Converts Guide – By John Hames

Chapter 34

The Starting Promise

“And He said certainly I will be with thee” (Exod. 3:21).

The above is the promise God made Moses when sending him to Egypt to lead out the children of Israel. This no doubt served as a great stay and staff for him in all of his after years.

We have all likely learned the value of a special divine promise. The promises are all valuable, but what I mean by a special promise is one that comes to us under peculiar circumstances, similar to the following. We are getting ready to take a long trip, say to California, and before going to the railroad station, kneel in silent prayer to ask God for His direction and protection. On arising and opening the Bible our eyes fall upon the following promise: “I will not fail thee nor forsake thee” (Joshua 1:5). On the other hand, we may be undergoing persecution, and are beset by foes on every side, when these soul-reviving words fall upon our ears.

“Fear thou not; for I am with thee: be not dismayed; for I am thy God: I will strengthen thee; yea, I will help thee; yea, I will uphold thee with the right hand of my righteousness.” (Isaiah 41:10) When receiving such promises, at these times and places, we grasp them and stand more firmly upon them than we do the ordinary promises.

Now let the convert on starting out in the Christian warfare accept the promise, “Certainly I will be with thee,” for his stay and staff, all the way to heaven. No matter how dark the way may sometimes become, or how the winds of hell may blow, or the raging foe persecute.

Let us briefly grind up the word certainly and see what it contains. It contains the following: “Positively I will be with thee,” “Without doubt or question I will be with thee,” “Without failure I will be with thee.” Reader, there are no grounds here for doubt or dismay.

Let us next see how much it will mean for God to be with you.

1. The first thing implied is that you have a sleepless guard with you to protect you by day and by night. Notice what David said about Him, “He will not suffer thy foot to be moved: He that keepeth thee will not slumber.” “The sun shall not smite thee by day nor the moon by night. The Lord shall preserve thee” (Psa. 121:2, 6, 7).

2. God will also be a refuge from the many storms and head winds which you will meet on your homeward march. What the caves, rocks and sand pits are to the weary traveler on the eastern deserts God has promised to be to His people. Isaiah, looking down the line of time through his prophetic telescope, got a glimpse of Jesus and what He would be to the human family, and broke out in the following language: “And a man shall be as a hiding place from the wind, and a covert from the tempest; as rivers of water in a dry place; as the shadow of a great rock in a weary land” (Isa. 32:2).
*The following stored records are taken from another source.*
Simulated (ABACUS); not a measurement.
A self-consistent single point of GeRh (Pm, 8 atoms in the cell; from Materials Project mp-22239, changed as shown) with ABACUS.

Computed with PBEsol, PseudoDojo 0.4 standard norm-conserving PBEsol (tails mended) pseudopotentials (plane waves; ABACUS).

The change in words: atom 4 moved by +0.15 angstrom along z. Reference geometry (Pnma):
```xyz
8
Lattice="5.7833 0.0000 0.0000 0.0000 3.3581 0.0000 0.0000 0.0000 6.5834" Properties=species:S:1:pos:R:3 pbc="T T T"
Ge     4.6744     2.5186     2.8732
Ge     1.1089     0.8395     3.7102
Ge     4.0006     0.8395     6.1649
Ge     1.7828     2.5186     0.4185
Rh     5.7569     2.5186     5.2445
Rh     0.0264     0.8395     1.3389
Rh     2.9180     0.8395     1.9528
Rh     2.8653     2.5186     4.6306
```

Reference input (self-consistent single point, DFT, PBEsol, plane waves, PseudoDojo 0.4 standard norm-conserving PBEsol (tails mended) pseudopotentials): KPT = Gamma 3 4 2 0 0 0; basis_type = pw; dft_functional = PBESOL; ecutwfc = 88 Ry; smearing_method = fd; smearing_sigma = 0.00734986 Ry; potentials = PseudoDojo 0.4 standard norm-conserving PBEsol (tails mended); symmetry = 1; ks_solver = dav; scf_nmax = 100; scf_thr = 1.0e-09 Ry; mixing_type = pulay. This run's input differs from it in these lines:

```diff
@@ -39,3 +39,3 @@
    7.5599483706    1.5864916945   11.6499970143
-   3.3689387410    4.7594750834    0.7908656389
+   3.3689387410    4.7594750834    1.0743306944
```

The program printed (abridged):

3. The next thing implied in God being with you means that you do not have to keep yourself or live the life in your own strength, but He promises to be your upholder. Listen to His precious words, “I will uphold thee with the right hand of my righteousness” (Isa. 41:10). “When the enemy shall come in like a flood, the Spirit of the Lord shall lift up a standard against him” (Isa. 59:19).

4. A fourth thing implied in God being with you is this: He is your Counselor and Guide. Oh, how difficult it would be to keep out of Satan’s by-paths and pitfalls, stationed along the way, without this unerring guide! We are thankful, however, for the following promises: “I will instruct thee, and teach thee in the way which thou shalt go: I will guide thee with mine eye” (Psa. 32:8). “Howbeit when He, the Spirit of truth, is come, He will guide you into all truth” (John 16:13).

5. Still another thing included in God being with you is, He is an exhaustless supply. The Israelites, while traveling through the wilderness, did not have to send here or there for supplies, but God wag all they needed. Paul said, “But my God shall supply all your needs, according to His riches in glory by Christ Jesus” (Phil. 4:19).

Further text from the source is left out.